Reviewed by: Christopher Robin
Christopher is a fine poet. So is Jonathan. They have met. But, have they met enough? Poets should get out of the house occasionally--shouldn't they? We will be conducting a CNN Poll on this issue.
$7. Available from Jonathan Penton, P.O. Box 930092, Norcross, GA 30093. Jonathan Penton runs http://www.unlikelystories.org/.
A split-chap containing 2 separate books in one.

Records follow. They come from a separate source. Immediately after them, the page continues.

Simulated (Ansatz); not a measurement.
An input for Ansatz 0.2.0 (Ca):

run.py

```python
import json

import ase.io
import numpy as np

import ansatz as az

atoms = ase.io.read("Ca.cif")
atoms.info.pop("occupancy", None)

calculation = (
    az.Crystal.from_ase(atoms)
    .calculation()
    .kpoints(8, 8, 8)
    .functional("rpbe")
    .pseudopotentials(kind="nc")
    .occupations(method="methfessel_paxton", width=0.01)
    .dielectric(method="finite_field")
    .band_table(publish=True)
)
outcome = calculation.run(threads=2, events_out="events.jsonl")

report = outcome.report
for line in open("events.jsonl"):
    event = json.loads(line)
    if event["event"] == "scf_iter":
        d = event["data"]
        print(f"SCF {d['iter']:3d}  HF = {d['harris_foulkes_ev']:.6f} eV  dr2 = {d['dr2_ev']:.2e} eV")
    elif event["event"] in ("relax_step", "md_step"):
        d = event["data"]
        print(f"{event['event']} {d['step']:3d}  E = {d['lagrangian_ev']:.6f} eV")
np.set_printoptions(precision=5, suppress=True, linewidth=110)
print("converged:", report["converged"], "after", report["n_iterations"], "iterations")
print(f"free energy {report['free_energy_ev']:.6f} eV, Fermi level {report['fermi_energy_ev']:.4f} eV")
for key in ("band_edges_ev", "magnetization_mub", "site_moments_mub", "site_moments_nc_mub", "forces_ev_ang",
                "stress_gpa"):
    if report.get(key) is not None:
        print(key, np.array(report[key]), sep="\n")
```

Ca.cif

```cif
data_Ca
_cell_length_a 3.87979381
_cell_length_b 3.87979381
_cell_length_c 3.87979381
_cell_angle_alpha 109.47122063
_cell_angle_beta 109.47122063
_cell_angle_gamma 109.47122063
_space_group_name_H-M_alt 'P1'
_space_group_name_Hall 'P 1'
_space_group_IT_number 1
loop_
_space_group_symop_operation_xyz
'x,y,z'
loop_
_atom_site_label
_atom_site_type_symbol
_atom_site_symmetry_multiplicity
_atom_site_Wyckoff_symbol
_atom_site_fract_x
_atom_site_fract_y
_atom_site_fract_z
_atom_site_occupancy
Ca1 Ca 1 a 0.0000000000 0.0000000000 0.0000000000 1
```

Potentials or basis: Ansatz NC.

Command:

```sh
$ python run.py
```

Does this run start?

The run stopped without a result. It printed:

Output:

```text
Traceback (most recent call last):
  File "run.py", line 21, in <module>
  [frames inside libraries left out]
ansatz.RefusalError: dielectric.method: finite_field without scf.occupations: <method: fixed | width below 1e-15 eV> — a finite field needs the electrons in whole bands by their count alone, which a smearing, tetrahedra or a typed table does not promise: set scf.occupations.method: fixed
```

In Painting Rust, Penton takes aim with biting pen, challenging poets in a time of war and in the face of American collapse; challenging the relevance of everything we as artists do. In ‘Regarding Your Career,’ he informs: “your rice-paper handcrafted signed and numbered achievements/ are worth less than the formaldehyde stuck/to a dead poet’s balls;” ‘In the Company of Them,’ follows a similar vein: “while the talking heads keep talking/and the bloggers keep on blogging/and the artists keep pretending/there is something left to say.” In ‘Post-Coital Depression’ he goes deeper, still questioning: “today I think of stacks of burning bodies/dictatorships established in the name of democracy/and the motherless sons who will come back to America/and do everything they can to bring it down/and what does that means to anyone, anyway?”
Penton establishes himself as a relevant, political poet without being the least bit preachy, boring or one-sided. He uses clear, direct language and never tries to resolve himself of blame.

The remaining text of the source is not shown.